Clustercomputing with mpirun and torque
Some time ago I wrote about Clustercomputing with Torque, with a focus on discrete event simulations (using the method of independent replications). Turns out that method was not really efficient, so we try something else.
Have a look at this tutorial by the Bioinformatics department of the University of Idaho, they describe how to schedule many independent jobs using pbsdsh.
An alternative is to use mpirun with torque for this:
Your pbs:
#PBS -N runallmyjobs #PBS -l vmem=20Gb,pmem=20Gb,mem=20Gb,nodes=4,walltime=336:00:00 #PBS -W x=NACCESSPOLICY:SINGLEJOB #PBS -u skidder mpirun -np 4 /home/skidder/taskswitcher.sh
And then taskswitcher.sh:
#!/bin/bash case $PBS_VNODENUM in "0" ) echo "run on node null hostname = "`hostname` ;; "1" ) echo "run on node one hostname = "`hostname` ;; "2" ) echo "run on node two hostname = "`hostname` ;; "3" ) echo "run on node three hostname = "`hostname` ;; esac
In runallmyjobs.o[jobID] you will now see the output of the above file.

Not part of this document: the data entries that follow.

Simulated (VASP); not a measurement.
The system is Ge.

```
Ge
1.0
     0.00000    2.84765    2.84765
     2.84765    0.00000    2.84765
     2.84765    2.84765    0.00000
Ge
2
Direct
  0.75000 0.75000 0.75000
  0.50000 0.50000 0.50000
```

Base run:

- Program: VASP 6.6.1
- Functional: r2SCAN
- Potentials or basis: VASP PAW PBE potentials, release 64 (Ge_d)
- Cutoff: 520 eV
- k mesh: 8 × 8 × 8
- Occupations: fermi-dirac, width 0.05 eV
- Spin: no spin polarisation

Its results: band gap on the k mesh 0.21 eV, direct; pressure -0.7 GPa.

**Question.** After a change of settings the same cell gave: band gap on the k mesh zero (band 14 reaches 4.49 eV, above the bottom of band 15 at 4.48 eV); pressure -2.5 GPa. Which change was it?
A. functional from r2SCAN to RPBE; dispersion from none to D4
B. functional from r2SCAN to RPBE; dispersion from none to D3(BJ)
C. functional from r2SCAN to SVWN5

To use this in an elegant way we want to minimise the number of files we need to edit. So we make the taskswitcher generic:
#!/bin/bash EXECUTE=`cat $PBS_O_WORKDIR/configs/config.$PBS_VNODENUM` $EXECUTE
And in our pbs file we build configfiles:
... # must agree with total number of runs in scenario, and cleanly divisible: NUMRUNS=80 NUMNODES=4 cd $PBS_O_WORKDIR # Create the configuration files for i in `seq 0 3`; do BEGIN=$[ $i*($NUMRUNS/$NUMNODES)] END=$[ ($i+1)*($NUMRUNS/$NUMNODES)-1] RUNS=$BEGIN..$END echo /home/skidder/omnetpp-4.1/bin/opp_runall -j8 ./beacon_sim -u Cmdenv -c CSMAtest-HT -r $RUNS > configs/config.$i done ... mpirun -np 4 /home/dacs/eenennaa/torque/taskswitcher.sh
What this does: split all runs in the configuration (found in the omnetpp.ini file for scenario CSMAtest-HT) and divide them across the number of nodes (four in this case). So now every node gets 20 runs. The command opp_runall -j8 will run 8 of them in parallel (assuming dual quad-core Xeons per node). In fact, we run a batch scheduler within a batch scheduler here.
Scaling things up
Now, running 32 jobs in parallel is not fast enough if we have a heap of runs to do (say 2500). So configure to use more nodes:
- change “nodes=” to the value you want to use (e.g. “nodes=50”)
- change “NUMNODES” to the same value (if you know a more elegant way to get the same results by setting only one var, let me know)
- change “NUMRUNS” to the number of runs (e.g. 2500)
- change the value of “-np” to the number of nodes you want to use (obviously limited by the number of nodes in your cluster :).
That’s it, qsub and you are on your way.